Recent research showing that almost 90% of BBC micro:bit recipients believe the devices prove “coding isn’t as difficult as they thought it was” will have deservedly cheered BBC bosses.
The BBC and its partners have put a lot of effort into opening up the world of programming, not only by funding a free device for every year 7 pupil but also by getting the devices into retailers at a wallet friendly £12.99, providing free access to coding resources and by offering easy add-on experiment and project kits such as the inventors kit and a choice of micro:bit controlled buggies.
The newest of these is the £27 :MOVE mini buggy kit from Kitronik which I’ve been having fun with for the past week or so.
Inside the box are the parts you’ll need to turn your micro:bit (not included) into a fully functioning rover. As mine came pre-assembled I took it apart and put it back together again so that I can honestly promise you building it is a doddle.
A few screws are all that’s needed to connect the parts together and add a battery pack and an LED light strip to the micro:bit.
To complete its transformation into a vehicle you’ll need some code which Kitronik helpfully makes available, alongside some guides and tutorials, on its website.

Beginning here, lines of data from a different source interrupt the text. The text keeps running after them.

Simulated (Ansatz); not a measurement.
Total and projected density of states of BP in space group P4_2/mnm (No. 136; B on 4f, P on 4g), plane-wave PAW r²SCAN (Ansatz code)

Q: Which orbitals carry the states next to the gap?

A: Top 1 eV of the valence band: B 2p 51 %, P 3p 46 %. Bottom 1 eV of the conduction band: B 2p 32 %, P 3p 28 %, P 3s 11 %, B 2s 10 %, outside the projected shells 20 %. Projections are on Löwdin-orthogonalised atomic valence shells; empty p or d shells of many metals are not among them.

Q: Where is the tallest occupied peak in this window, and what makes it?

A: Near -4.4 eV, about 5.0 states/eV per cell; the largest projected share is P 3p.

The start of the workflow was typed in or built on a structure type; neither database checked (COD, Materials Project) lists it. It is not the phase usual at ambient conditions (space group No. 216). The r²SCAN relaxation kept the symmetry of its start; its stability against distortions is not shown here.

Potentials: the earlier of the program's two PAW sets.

Depending on your coding choices it’s possible to make the device fully autonomous or control it via Bluetooth with an Android smartphone or iPhone app, or a second micro:bit which you can programme to work as a remote control.
The LED strip and the micro:bit’s own LED display can also be independently coded, for example you could use the strip to indicate when the :MOVE is reversing and the display to show the direction of travel with an arrow.
I found the completed :MOVE mini buggy a lot of fun to play with and for those building and coding it from scratch it’s going to be very rewarding to see it zoom across a floor or table top.
If you’ve read my earlier pieces on the micro:bit you’ll know the project genuinely excites me and this is also true of Kitronik’s growing range of add-ons which ensure learning how to code is fun.
And here the firm has delivered another winner at a family friendly price.
A standard, pre-programmed remote controlled car will cost you around £15 from Amazon or Argos, for not much more cash you can buy a toy which is just as enjoyable but also teaches how and why it works and can be developed and enhanced as the owner’s coding skills develop.
Even if you don’t already own a micro:bit, the cost of adding one to your order still brings the whole basket in at just £40 and provides far more satisfaction than a standard off the shelf toy.
If you’re looking for a worthy Birthday or Christmas present – to give or receive! – this could well be it.